Directional NC 1.0

Overview

Self-supervised learning (SSL) can learn representations that transfer well to downstream tasks using only a few labeled examples. But why does it work so well?

In the supervised learning world, there's a theory called Neural Collapse that describes what a "perfect" model looks like. In the neural collapse regime, at the end of training, the learned embeddings of samples from the same class concentrate into a single point. Imagine taking hundreds of diverse dog images and projecting them down into a single, perfectly tight point in the embedding space.

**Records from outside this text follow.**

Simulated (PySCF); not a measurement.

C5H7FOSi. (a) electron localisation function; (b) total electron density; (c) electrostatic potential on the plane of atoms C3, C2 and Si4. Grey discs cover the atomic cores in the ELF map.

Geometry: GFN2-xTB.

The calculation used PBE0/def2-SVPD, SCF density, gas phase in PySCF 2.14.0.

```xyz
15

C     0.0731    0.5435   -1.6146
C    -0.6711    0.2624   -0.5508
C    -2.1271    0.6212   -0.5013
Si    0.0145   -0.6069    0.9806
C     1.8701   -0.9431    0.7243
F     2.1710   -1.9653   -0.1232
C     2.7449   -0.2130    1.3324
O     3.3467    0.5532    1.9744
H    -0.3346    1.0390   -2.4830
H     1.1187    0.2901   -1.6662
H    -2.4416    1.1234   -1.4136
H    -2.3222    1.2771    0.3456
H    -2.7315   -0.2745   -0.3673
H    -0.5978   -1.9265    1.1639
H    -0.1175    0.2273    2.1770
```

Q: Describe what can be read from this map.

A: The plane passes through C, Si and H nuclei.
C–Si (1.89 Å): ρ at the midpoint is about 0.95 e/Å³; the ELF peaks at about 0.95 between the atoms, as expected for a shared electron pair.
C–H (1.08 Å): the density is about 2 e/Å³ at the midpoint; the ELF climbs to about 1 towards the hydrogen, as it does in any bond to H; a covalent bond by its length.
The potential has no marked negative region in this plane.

Illustration showing diverse dog images converging into a single, perfectly tight cluster point in a 3D embedding space.

From a classification perspective, this global collapse is a desirable geometric property. It learns representations that are invariant to nuisance factors and allows the model to generalize well to new classification tasks. That said, such class-wise collapse generally requires access to labels during training, since labels specify which samples belong together. Without labels, as in SSL, you can't expect the model to exhibit this global neural collapse.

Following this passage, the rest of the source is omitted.